Cover image of “Liminal Figures” © The Floorplan
“Liminal
Figures,” an English-language anthology featuring interviews with 15 artists
and collectives working across changing cultural, geographic, and linguistic
contexts, has been published.
Co-published
by GYOPO and The Floorplan, the publication examines how a generation of
artists born in the 1980s and 1990s works within conditions of movement,
translation, and multiple forms of belonging.

Content from the book “Liminal Figures” © The Floorplan
Featured
artists include Jesse Chun, Johanna Hedva, Skye Jin, Lotus L. Kang, Cindy Ji
Hye Kim, YoungEun Kim, HaeAhn Paul Kwon Kajander, Heesoo Kwon, Hyeok Lee, Jeewi
Lee, Maia Ruth Lee, Na Mira, Gala Porras-Kim, TJ Shin, and Rachel Youn.
The
participating artists represent a broad range of migratory experiences and
affiliations, including Korean artists working internationally, diasporic
Korean artists, artists engaging questions of Korean identity and cultural
belonging, and a North Korean defector artist.

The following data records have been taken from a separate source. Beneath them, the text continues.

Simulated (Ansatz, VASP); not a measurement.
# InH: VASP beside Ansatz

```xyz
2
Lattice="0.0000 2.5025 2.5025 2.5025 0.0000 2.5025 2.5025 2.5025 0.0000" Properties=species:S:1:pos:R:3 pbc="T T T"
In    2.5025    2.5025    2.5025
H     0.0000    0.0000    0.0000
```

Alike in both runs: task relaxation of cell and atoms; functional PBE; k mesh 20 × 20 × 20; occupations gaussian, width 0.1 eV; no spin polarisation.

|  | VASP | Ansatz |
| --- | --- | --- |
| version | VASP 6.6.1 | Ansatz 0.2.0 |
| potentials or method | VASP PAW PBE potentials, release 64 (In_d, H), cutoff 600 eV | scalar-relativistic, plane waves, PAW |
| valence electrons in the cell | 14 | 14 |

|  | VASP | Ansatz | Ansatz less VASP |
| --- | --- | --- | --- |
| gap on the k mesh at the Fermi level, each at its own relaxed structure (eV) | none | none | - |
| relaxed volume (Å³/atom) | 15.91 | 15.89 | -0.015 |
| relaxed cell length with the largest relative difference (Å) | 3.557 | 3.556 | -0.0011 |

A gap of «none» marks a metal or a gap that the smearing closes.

Content from the book “Liminal Figures” © The Floorplan
Rather
than grouping these artists under a singular identity category, the publication
foregrounds how each practice negotiates different relationships to language,
migration, rupture, memory, and institutional structures through distinct
artistic vocabularies and methodologies.
The
publication is co-authored by Hyunjoo Byeon and Je Yun Moon, who developed the
project through sustained written dialogues with artists whose practices most
compellingly inhabit unstable and transitional positions.
Through
these exchanges, the authors explore how experiences of displacement and
boundary-crossing shape perception, language, materiality, and narrative form
within contemporary art.
The
collaboration with GYOPO further broadens this perspective by approaching
diaspora not as a singular narrative or unified identity, but as a complex and
layered spectrum shaped by different migration histories, cultural contexts,
ruptures, and possibilities.

Content from the book “Liminal Figures” © The Floorplan
Developed
as a continuation of the inquiry begun with “K-Artists” (2023)—the first
English-language anthology of interviews with forty-seven emerging Korean
artists—"Liminal Figures” does not seek to extend or reinforce a
categorical frame.
While “K-Artists”
questioned the collective classification of “Korean art” and the construction
of Korean identity through conversations with a younger generation of artists, “Liminal
Figures” expands this inquiry toward liminality itself: not as a stable
identity, but as a shifting condition continuously shaped through movement,
translation, contradiction, and coexistence.
In this
sense, the publication is more than an anthology of interviews. It offers a
critical record of how contemporary diasporic Korean artists connect language,
culture, history, and place to produce new artistic forms and experiences.
At the
same time, it questions conventional frameworks that classify artists according
to nationality or identity, opening toward expanded understandings of
Korean-ness and the possibilities that exist beyond it.
“Liminal
Figures” will be launched across three cities: Seoul (June 24), Los Angeles
(June 27), and Berlin (September 12).